Several readers sent in a link to an op-ed in the NYTimes by novelist Mark Halprin, who lays out the argument for what amounts to perpetual copyright. He says that anything less is essentially an unfair public taking of property: "No good case exists for the inequality of real and intellectual property, because no good case can exist for treating with special disfavor the work of the spirit and the mind." This community can surely supply a plethora of arguments for the public domain, words which don't appear in the op-ed. In a similar vein, reader benesch sends us to the BBC for a tale of aging pop performers (virtually) serenading Parliament in favor of extending copyright for recording artists in the UK. Some performers are likely to outlive the current protections, now fixed at a mere 50 years.
Update: 05/20 22:50 GMT by KD : Podcaster writes to let us know that the copyright reform community is crafting a reply over at Lawrence Lessig's wiki.

16 of 547 comments (clear)

  1. what are you wacked? by Anonymous Coward · · Score: 5, Funny

    thats the stupidest fucking thing ive heard since i started at microsoft

    1. Re:what are you wacked? by bsane · · Score: 5, Informative

      Actually, I think I get the joke!

      This guy is known to write biting satire... Either that article is a fine example, or its one of the worst reasoned essays I've ever read.

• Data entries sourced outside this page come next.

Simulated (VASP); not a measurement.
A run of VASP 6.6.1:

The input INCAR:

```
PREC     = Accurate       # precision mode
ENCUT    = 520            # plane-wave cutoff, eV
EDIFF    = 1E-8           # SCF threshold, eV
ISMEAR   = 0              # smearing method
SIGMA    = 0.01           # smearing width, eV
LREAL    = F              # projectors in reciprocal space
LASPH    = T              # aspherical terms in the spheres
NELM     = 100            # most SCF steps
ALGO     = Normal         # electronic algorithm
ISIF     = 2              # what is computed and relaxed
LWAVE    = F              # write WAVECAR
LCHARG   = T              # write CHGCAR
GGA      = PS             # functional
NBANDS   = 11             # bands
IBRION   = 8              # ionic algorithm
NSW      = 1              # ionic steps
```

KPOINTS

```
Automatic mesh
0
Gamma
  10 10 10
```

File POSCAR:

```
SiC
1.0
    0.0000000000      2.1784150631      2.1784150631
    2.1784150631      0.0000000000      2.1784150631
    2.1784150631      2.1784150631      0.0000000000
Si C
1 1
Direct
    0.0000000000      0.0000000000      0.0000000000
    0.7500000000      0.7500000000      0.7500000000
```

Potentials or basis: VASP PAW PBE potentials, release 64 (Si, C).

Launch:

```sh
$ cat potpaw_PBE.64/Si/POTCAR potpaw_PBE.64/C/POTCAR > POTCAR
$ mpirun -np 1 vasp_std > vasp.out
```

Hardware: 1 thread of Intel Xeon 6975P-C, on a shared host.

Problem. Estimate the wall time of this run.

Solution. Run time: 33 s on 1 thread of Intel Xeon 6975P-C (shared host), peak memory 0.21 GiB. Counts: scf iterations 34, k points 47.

    2. Re:what are you wacked? by Garridan · · Score: 5, Insightful

      Ex post facto. The copyright wouldn't be retroactive. However: suppose, for sake of argument, that Springer-Verlag owns the copyright to Andrew Wiles' proof of Fermat's last theorem. Wait a hundred years, or a thousand years. Springer-Verlag is long gone, Wiles' bloodline has died out, but the company was bought by a money-grubbing organization who sells copies for thousands of (insert futuristic monetary equivalent of a dollar here). Now, the mathematical community faces a situation similar to Microsoft suing the Linux community over patents. We need to re-prove, without copying, every major mathematical result once "owned" by Springer-Verlag, if we want them to be reasonably attainable.

      Perpetual copyrights are today's equivalent to burning down the Library at Alexandria.

    3. Re:what are you wacked? by narrowhouse · · Score: 5, Insightful

      Mr. Halprin may be a brilliant novelist, or he may be a over-hyped hack, but if he gets his wish, he will also be completely forgotten in 100 years. There would be very few 11 year old faces that would light up at the words "The Little Mermaid" if Andersen's copyright hadn't lapsed. Shakespeare wouldn't be considered a one of the great writers of all time if somewhere his work hadn't escaped the bounds of being property of a few people to instead become the property of the world. The Grey Seal is not at all well known, but if it was still under copyright you wouldn't be able to buy a book by Frank L. Packard at all because no publisher would want to spend the money to pay for it. Ideas live in minds, and books eventually take more space than they are worth to booksellers. If a story doesn't become part of the culture it dies.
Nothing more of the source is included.